THE number of sexual and violent offenders being supervised in the community who go on to commit further serious offences has risen by 17 per cent, official figures have shown.
A total of 174 registered sex offenders and violent criminals, who were being supervised by Probation Trusts, were charged with a serious further offence last year, which can include murder, rape and manslaughter, the Multi-Agency Public Protection Arrangements (Mappa) annual report said.
London had the largest number (38) of repeat offenders, followed by West Yorkshire and West Midlands with 17 each - higher than Greater Manchester’s 13.
North Yorkshire charged two, in South Yorkshire four were charged and the Humberside force had five repeat offenders.
The 174 who went on to be charged with a further serious offence represents a 17 per cent increase compared with 149 in 2012/13.
No-one was available to comment from West Yorkshire Police.
Tim Madgwick, deputy chief constable of North Yorkshire, said: “Protecting our communities from the harm posed by sexual and violent offenders is a vital role for the police and probation service. MAPPA provides an invaluable framework for us to work together and share information with other organisations to provide the best possible level of protection for our communities.”
He said North Yorkshire remained “one of the safest places in the country” although the risk posed by some could never be eliminated.
Mr Madgwick said “everything possible is being done to keep the risks to a minimum.”
Official figures also revealed that 18 murderers are among hundreds of offenders on the run after being recalled to prison.
There are 1,064 offenders who have been recalled to prison after being released on licence but have not been returned to custody, statistics from the Ministry of Justice said.
Among the total figure are 134 criminals convicted of violent offences, including 18 murderers, and 34 sex offenders, including 14 rapists.
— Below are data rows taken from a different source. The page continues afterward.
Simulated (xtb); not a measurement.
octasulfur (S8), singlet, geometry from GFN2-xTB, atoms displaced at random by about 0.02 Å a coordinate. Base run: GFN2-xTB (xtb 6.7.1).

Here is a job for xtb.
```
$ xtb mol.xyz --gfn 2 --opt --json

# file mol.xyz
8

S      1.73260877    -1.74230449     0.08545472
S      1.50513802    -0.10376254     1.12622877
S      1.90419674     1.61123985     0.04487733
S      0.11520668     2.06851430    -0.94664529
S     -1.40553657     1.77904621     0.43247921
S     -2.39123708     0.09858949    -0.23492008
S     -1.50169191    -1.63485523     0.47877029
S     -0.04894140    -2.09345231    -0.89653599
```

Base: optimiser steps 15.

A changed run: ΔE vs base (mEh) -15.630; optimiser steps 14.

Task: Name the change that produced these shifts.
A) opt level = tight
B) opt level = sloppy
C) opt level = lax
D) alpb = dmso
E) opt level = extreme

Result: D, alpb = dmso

Offenders serving a sentence of 12 months and more are in most cases released from prison automatically at the half way point of their sentence, under licensed supervision.
There are various reasons why offenders are recalled to custody for breaching their licence conditions, including committing a further offence or a deterioration in behaviour.
Justice Minister Andrew Selous said: “In over 99 per cent of cases where an offender has been recalled, the individual has successfully been returned to custody.
“Once an offender has been recalled by probation, the National Offender Management Service work in partnership with the police to quickly identify and recall offenders but ultimately, it is for the police to return them to custody.”
He added: “We have some of the toughest measures in the world to manage violent and sexual offenders in the community, including a system which requires sex offenders to register their address and other information, sometimes for life.”